Monday, May 19, 2008


Vouching: A Defense Attorney's Guide to Witness Credibility, Law and Strategy, by Donna Lee Elm, is a new book from the ABA Criminal Justice Section. Vouching:

What are those 'proper bounds' when arguing credibility of witnesses? Specifically, what is 'vouching?' Although ethics rules are explicit and firm, commentators are quick to point out that case law is inconsistent, fact-driven, and highly protective of convictions

Most trial lawyers know vouching, like obscenity, when they see it -- even if they have trouble formulating a definition. Understanding the principles that underlie vouching has been confounded by how it is usually defined: not by why it is problematic, but instead by how it most commonly appears. The basic concept of vouching, then, is that it is an improper means of bolstering a witness's credibility. Witnesses' reliability and honesty virtually always arises at trial, so practitioners frequently find that they need to 'rehabilitate' or support their witnesses' statements.

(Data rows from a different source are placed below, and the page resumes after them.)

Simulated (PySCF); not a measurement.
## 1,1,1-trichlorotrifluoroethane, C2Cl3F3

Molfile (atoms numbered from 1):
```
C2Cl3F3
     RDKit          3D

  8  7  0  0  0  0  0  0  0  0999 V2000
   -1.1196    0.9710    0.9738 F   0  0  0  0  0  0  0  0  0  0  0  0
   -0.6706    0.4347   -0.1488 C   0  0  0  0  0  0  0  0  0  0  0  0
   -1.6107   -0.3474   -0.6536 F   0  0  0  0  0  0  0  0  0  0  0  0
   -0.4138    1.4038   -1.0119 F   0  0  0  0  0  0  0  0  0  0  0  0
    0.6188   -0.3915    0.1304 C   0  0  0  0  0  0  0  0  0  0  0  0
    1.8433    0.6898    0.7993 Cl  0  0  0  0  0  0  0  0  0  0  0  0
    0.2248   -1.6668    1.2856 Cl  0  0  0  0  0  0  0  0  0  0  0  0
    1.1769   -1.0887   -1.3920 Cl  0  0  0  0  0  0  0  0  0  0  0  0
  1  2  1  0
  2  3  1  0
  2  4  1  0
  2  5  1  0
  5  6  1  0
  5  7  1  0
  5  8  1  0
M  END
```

This one-of-a-kind book supplies all you need to know about this sometimes misunderstood concept. In fifteen chapters you'll find the topic of vouching covered from every angle, backed up with relevant case citations whenever applicable. You'll discover when it's permissible, and when it's prohibited. You'll get a cleared picture of where the illusive grey areas lie, and learn to recognize when it's been crossed. If you are a trial lawyer, prosecution or defense, you need this book to help establish your expertise in the sometimes confusing area of vouching.
It's in the Library: KF8950 .E46 2008 at Classified Stacks.